OSPF Adjacency flapping over Metro E

mitchell helton · ‎11-15-2012

Hey folks,

We have several remote sites and we're using OSPF for dynamic routing. We have site-to-site VPNs set up, so when our Metro E WAN goes down, we can still have connectivity to our remote locations.

We ran across an issue yesterday where our Metro E provider had a failing switch that was causing our OSPF adjacencies to flap even though the interfaces on "our" gear was staying up. So our VPN would kick in and then 30 seconds later, our WAN would come back up and take over, then it would go back down, etc, etc.

What can we do to stop this? I've read about IP event dampening and LSA throttling - although I don't know much about that. I tried doing some testing last night with them and didn't have much luck. Are these potential solutions for us? What are you guys doing?

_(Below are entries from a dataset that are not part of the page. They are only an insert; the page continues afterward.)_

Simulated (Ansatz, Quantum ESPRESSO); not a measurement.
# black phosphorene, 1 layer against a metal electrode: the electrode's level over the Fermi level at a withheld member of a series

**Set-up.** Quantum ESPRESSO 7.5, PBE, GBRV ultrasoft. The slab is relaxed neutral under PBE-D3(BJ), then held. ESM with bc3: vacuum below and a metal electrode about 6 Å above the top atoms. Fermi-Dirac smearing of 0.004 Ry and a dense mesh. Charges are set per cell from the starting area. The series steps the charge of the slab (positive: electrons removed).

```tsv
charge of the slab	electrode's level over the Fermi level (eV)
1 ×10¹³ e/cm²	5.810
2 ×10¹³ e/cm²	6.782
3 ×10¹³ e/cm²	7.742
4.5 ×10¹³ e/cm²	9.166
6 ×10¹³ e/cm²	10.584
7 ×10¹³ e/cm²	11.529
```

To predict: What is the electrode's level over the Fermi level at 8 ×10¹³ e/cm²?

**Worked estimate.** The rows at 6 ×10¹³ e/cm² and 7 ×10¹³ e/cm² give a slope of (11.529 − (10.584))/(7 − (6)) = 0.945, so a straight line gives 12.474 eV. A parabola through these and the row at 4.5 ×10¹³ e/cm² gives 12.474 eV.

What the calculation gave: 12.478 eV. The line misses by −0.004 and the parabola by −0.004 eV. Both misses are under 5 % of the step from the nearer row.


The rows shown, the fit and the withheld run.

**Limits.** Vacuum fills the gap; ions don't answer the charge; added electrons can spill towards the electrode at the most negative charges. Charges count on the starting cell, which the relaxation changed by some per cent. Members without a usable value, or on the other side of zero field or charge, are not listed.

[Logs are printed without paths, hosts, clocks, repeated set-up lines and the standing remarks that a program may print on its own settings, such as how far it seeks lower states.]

Currently, we just shut down the problematic interfaces until the problem is resolved. We'd like something with a little less administrative overhead.

Thanks,

Mitch

d-schuemann · ‎11-15-2012

Routing loop or mtu?

Sent from Cisco Technical Support iPad App

XIE YAO · ‎11-16-2012

Hi Mitch,

IP event dampening should not be able to help as you mentioned the interface didn't go down.

Perhaps this article has provide some help with LSA throttling.

http://www.cisco.com/en/US/docs/ios/12_0s/feature/guide/fsolsath.html

SOcchiogrosso · ‎11-16-2012

Perhas looking into BFD for your OSPF neighbors over your Metro-E connections.

http://www.cisco.com/en/US/docs/ios/12_0s/feature/guide/fs_bfd.html#wp1053749

This should cover you for fast detection of failures that occur between your two CE devices.

and in my opinion cleaner that LSA throttling.

--
CCNP, CCIP, CCDP, CCNA: Security/Wireless
Blog: http://ccie-or-null.net/

-- CCNP, CCIP, CCDP, CCNA: Security/Wireless Blog: http://ccie-or-null.net/

Raju Sekharan · ‎11-16-2012

Hi

These flaps can happen due to packet loss,mtu issues, etc

You have different tools to take differnt issue

1,. if you want to dampen a flapping interface, you can use ip event dampening

2. To take care of end to connectivity, you can use BFD

3. There is a 3rd way I can suggest to check the MTU and shut the interface if there is an MTU issue in the path. But this involves multiple tools and this kind of steps, I have used noramlly for troubleshooting frequently failing links.

a) use IP SLA to track the neighbour IP. select the payload size of IP SLA based on the MTU on the path

b) Ue a track to track the IP SLA

c) configure an ACL on the otherside to not accept any fragmented packets from your router exit interface to the otherside IP address

d)configure an EEM to put an acl on your incoming interface to block the ospf hellos when the track goes down when IP SLA reports failre to track

e) configure another EEM to remove the acl, when the track goes up when the MTU issue is resolved on the path

Thank you

Raju

mitchell helton · ‎11-16-2012

Hey guys... thanks for the suggestions and advice. I'm going to investigate these options and play around in a test lab to see what works for us.

Just to be clear, there are no routing loops, and I'm not sure what you mean by an MTU issue. Maybe I explained the situation wrong. I'll try to explain better just so we're all on the same page:

We have a Metro E circuit and a Site to Site VPN that are both always up. The Site to Site link has a higher OSPF cost so it is never the preferred path unless the Metro E is down.

The problem I'm trying to solve is when the WAN goes down, the Site to Site picks up (as it should) but we drop phone calls as it recalculates the SPF algorithm. When the WAN comes back up, we drop calls again as it recalculates the algorithm. This process continues until the ISP fixes their problem or we shut down the interfaces.

What I want to do is similar to route dampening in BGP. After an adjacency change, make sure the neighbor isn't going to flap again before it reforms an adjacency. I don't even know if this is possible.

Anyway, just wanted to make sure I was being clear. perhaps the suggestions you folks suggested will solve this problem. I haven't had a chance to look yet.

Thanks again.